Jakarta – The government is being urged to pay more attention to the country's large working-age population, the result of the Soeharto-era family planning program that reduced the national infant mortality rate.

"As many as two million people need jobs every year, which is quite a burden for the government, which still can't afford to provide jobs for them all," said Moertiningsih Adioetomo, a demographics expert at the University of Indonesia.

Speaking at a recent seminar sponsored by the National Family Planning Coordinating Board, she dismissed reports that Indonesia was currently facing a population boom.

She said that Indonesia, the world's fourth largest country, with around 220 million people, had seen its population grow by about four million annually over the past few years. In the 1980s, it was around 5.33 million a year, a number that dropped to 4.98 million in the 1990s, before settling at 4.12 million in 2000, Moertiningsih said.

Quoting data from the United Nations' World Population Program, she said Indonesia's working-age population had reached 150.6 million in 2006, up from 148.3 million the year before. It is predicted to hit 170.8 million by 2015.

Moertiningsih added that Indonesia's current birth rate of 2.6 percent meant that more than 4 million children were born every year. But only half of those children would go on to higher education, she said. The other half would be likely to enter the work force at the end of junior high school, a pattern of minimal education that would see many people stay in poverty.

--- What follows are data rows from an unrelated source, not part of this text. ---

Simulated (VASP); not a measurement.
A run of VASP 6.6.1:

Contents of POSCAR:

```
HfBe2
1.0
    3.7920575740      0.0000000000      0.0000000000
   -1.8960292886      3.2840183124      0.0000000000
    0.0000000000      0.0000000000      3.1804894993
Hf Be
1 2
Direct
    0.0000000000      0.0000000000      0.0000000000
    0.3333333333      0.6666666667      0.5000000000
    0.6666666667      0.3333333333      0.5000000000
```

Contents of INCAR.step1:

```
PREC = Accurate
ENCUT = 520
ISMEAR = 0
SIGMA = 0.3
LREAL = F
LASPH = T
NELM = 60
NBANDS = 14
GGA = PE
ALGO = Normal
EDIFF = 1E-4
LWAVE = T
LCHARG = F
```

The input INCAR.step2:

She said that in the future, the family planning program would face challenges in serving the poor, who often had larger families than the wealthier and better educated sectors of society.

Comprehensive family planning advocacy should be a government priority in order to prevent a continuing legacy of poverty in the country, she added.

Moertiningsih said that the government also needed to curb population growth to less than 1 percent to maximize the well-being of the people.